Tele-Immersive Environments for Geographically Distributed Interaction and Communication
During the last 10 years, several disparate technologies and science, notably in computer vision, computer graphics, distributed computing, and broadband networks have come together and facilitated geographically distributed tele-immersive environments in which people can interact and communicate.

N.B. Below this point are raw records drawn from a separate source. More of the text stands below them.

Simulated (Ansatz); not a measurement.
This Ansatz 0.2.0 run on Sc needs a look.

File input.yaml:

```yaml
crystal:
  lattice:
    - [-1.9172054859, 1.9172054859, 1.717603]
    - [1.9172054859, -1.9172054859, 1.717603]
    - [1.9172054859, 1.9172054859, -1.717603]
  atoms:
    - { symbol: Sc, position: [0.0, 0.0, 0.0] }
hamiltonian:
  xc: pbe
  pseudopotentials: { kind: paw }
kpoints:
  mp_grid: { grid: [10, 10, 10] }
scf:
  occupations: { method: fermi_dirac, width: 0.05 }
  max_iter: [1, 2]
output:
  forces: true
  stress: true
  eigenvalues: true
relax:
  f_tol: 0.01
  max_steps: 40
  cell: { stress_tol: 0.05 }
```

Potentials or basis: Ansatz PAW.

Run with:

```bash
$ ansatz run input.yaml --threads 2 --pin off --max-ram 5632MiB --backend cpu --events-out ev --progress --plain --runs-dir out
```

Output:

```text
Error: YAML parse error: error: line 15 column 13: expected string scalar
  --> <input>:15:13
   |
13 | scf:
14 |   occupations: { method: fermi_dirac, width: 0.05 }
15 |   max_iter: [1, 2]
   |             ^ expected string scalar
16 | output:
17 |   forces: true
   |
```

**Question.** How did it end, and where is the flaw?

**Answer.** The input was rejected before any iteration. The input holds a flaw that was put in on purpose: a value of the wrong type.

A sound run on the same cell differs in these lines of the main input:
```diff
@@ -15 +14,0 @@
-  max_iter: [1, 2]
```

We have built such 3D tele-immersive (TI) environments at the University of Illinois, Urbana-Champaign (UIUC) and University of California, Berkeley (UCB).1 The TI environments deploy large-scale 3D camera networks that capture, digitize, and reconstruct three dimensional images and sounds of moving people, as well as integrate and render the multimedia data from geographically distributed sites into a joint virtual space at each TI site. The reasons for deploying 3D TI environments, instead of just as an available video conferencing technology, are as follows: (1) the video conferencing displays only individual 2D video streams/pictures (though next to each other) on the screen, hence no joint virtual space can be created and no real interaction is feasible; (2) the 3D environment facilitates different views of interaction from any viewpoint, as the viewer desires, and with different digital options, such as different scales of participants and different people/scene orientations that create physically impossible views; and (3) with the 3D TI environment, one can easily integrate synthetic objects and other environments into the current immersive environment.
While there have been other demonstration projects of this nature (e.g., 2, 3, 4, 5, 6) they were restricted to the video sequences and special dedicated network connectivity. We are aiming to create 3D TI environments from COTS components for a common user who does not have the luxury of expensive supercomputing facilities, special purpose camera hardware and dedicated networks.
Yet we see the opportunity to use this kind of technology for exploring geographically distributed interaction and communication of people in which the physical/body interaction is important. We have explored this interaction in the domain of dance, since dance is a way of physical communication. However, we also see many other applications such as remote physiotherapy, collaboration between distributed scientists working on common multidimensional data sets, design of artifacts (architecture, mechanical, chemical and electrical designs), planning for coordinated activities and their like.
In this article, we will describe the individual components comprising the UIUC and UCB TI environments, as well as the challenges and few solutions that allowed us to execute one of the very first public performances in geographically distributed collaborative dancing that took place in December 2006. We will briefly describe the experiment as well as lessons learned from this exciting and very successful performance.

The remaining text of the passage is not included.